Montreal’s Oreo cookie plant prepares to shut its doors after drawn-out closing

MONTREAL – There was a time when the whole neighbourhood surrounding an east-end Montreal bakery would smell like baking Oreos.

But that era comes to an end this month when snack-maker Mondelez International closes its Montreal factory for good.

Union spokesman Pierre Grenier says many of the factory’s 454 employees had worked there for decades, and news of its closure came as “a blow.”

“It’s always hard, but people have done their mourning,” says Grenier, whose union represents building maintenance employees.

The big concrete building in the shadow of Olympic Stadium opened in 1956 and produced more than a billion of the famous black-and-white Oreo cookies each year.

In 2012, the factory held an event to celebrate the Oreo, where reporters were given a peek at the building’s industrial ovens, vats of sugary filling and tubs of the dark cookie dough.

Just four years later, in November 2016, the company announced the factory’s closure. After a drawn-out process, company spokeswoman Laurie Guzzinati says the 300,000-square-foot plant is being put up for sale and its equipment moved and auctioned off.

The company’s employees, a handful of whom are still at work, were provided with support and career transition assistance, she wrote in an email.

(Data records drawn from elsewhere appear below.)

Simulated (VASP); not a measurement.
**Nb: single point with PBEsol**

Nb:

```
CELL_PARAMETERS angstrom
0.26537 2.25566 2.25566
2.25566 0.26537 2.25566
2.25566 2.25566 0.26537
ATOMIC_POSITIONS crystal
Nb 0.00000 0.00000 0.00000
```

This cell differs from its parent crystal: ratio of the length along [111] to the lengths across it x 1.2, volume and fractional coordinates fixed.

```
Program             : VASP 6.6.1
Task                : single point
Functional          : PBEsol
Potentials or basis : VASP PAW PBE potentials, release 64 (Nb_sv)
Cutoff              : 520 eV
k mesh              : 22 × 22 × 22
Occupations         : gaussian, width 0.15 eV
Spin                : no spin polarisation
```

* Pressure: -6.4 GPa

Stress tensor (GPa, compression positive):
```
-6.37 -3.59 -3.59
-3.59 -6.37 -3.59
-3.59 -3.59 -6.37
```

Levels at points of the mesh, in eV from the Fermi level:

The long closing process gave workers a chance to move on, Grenier says, adding that they have little hope that the institution could be revived.

“For sure it won’t be reopened, we don’t believe in miracles.”

The cookie and snack-maker is the latest on a laundry list of companies that have chosen to shutter their Montreal operations in recent years. Old Dutch Foods, Electrolux, Mabe and Energizer Holdings are among the others.

“We hear more about companies who are leaving than those who stay,” Grenier says.

But Steve Charters, the co-founder of Made in Montreal, says that the city’s manufacturing sector is fairly stable, despite some big-name companies pulling up roots.

“While there’s a few high-profile companies moving out of the city, especially larger ones, among small and medium there seems to be a stasis and a healthy turnover,” he says in a phone interview.

Charters, whose website promotes locally-made goods, says most of the employers who wanted to move elsewhere for cheaper wages have done so, and the others have good reasons to stay.

He says the sector is a mix of old-school manufacturers such as the nearly 100-year-old Samuelsohn suit company and newer startups led by brewers, distillers and even insect-based food companies.

And despite the sharp decline of industrial jobs since the 1990s, he believes the sector could be on the cusp of a resurgence in the next five to 10 years, buoyed by renewed interest in consuming local goods, a focus on developing environmentally sustainable goods, and new technologies such as 3D printing that are changing the way products are made.

“It may change, it may look a little bit different than it does today, but we think there’s tremendous potential going forward,” he says.

He says that while cities such as Montreal are increasingly promoting high-tech jobs, local and provincial governments need to understand that not every citizen will flourish as an app developer.

“They’re maybe not the sexiest or newest kind of jobs that people like to push, but they play a very valuable role in employing a diversity of people and employing people of all backgrounds,” he says.